How Cortex-X925 and A725 Cores Split Work for AI and Everyday Tasks
RTX Spark’s Grace CPU relies on a heterogeneous layout: ten Cortex-X925 performance cores and ten Cortex-A725 efficiency cores share the workload. The Cortex-X925 cores, familiar from MediaTek’s Dimensity 9400 family, are built for demanding tasks such as real‑time AI processing, 3D rendering, and heavy multitasking. In contrast, Cortex-A725 efficiency cores, similar to those in the Dimensity 8500, take over background services, web browsing, or office work where peak speed matters less than battery life. This dynamic switching is central to the hybrid processor design. The scheduler can wake powerful cores only when an application needs them and otherwise prefer the efficiency cores, reducing heat and fan noise. For AI workloads, this means bursts of high performance when models are running, followed by cooler, quieter operation when users move back to lightweight tasks.
Tweaked Cortex-X925 Cores: From Phone Silicon to PC Workhorse
Although RTX Spark uses Cortex-X925 cores similar to those in MediaTek’s Dimensity 9400, they are not simple copies. Die analysis shows the Grace CPU’s Cortex-X925 blocks are smaller and integrate a power rail design borrowed from the Dimensity 9500’s C1-Ultra, supporting higher sustained frequencies for PC workloads. This matters for AI and content creation, where long multi-core sessions are common. The efficient power distribution and scheduling logic, inherited from Dimensity 9500 designs, help RTX Spark maintain clocks without quickly hitting thermal limits. Early demonstrations include laptops such as Microsoft’s Surface Laptop Ultra running the SoC at up to 110W TDP while keeping performance stable. These alterations highlight how a single Arm core design can be tuned differently for mobile SoCs and for an ARM architecture desktop platform focused on continuous, heavy workloads.

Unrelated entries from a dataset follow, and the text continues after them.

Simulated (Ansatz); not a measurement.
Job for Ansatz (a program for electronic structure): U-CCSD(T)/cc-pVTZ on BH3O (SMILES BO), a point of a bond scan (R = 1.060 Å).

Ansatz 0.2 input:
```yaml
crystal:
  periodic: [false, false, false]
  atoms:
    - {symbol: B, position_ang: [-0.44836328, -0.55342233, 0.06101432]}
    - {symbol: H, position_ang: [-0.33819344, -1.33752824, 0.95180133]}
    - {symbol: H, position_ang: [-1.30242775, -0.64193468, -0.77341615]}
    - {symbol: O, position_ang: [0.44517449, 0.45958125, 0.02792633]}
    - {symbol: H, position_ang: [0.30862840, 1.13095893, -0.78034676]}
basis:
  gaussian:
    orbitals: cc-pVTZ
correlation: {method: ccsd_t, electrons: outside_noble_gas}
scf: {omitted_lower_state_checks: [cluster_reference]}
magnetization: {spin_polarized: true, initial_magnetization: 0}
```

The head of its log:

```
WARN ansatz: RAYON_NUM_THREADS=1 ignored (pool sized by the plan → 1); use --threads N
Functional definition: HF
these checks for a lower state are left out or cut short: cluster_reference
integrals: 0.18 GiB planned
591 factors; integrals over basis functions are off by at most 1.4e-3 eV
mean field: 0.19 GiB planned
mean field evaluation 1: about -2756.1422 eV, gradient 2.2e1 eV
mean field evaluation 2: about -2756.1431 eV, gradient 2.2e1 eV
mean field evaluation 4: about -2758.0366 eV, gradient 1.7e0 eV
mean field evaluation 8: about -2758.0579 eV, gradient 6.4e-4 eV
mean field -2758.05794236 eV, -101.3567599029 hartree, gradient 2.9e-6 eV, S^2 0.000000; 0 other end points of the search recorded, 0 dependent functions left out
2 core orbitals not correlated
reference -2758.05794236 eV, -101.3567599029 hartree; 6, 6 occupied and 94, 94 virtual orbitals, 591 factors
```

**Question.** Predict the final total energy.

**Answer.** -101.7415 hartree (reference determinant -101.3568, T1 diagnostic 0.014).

Why Mobile-Style Cores Improve PC AI Performance
For AI-focused PCs, the benefit of RTX Spark’s mobile-inspired layout is not only raw speed but how efficiently the entire system moves data and power. Unified LPDDR5X memory means large AI models do not need to bounce between separate CPU and GPU pools, cutting latency and boosting throughput. At the same time, efficiency cores keep background operations from wasting power on the big cores, leaving more thermal and power headroom for AI bursts on the Cortex-X925 and the Blackwell GPU. NVIDIA’s RTX software stack—CUDA, TensorRT, DLSS, Reflex, and ray tracing—sits on top, turning this CPU–GPU–memory foundation into a cohesive AI PC platform. Hybrid cores from the smartphone world, tuned power rails, and unified memory together make RTX Spark’s Grace CPU architecture a bridge between mobile efficiency and desktop-grade AI performance.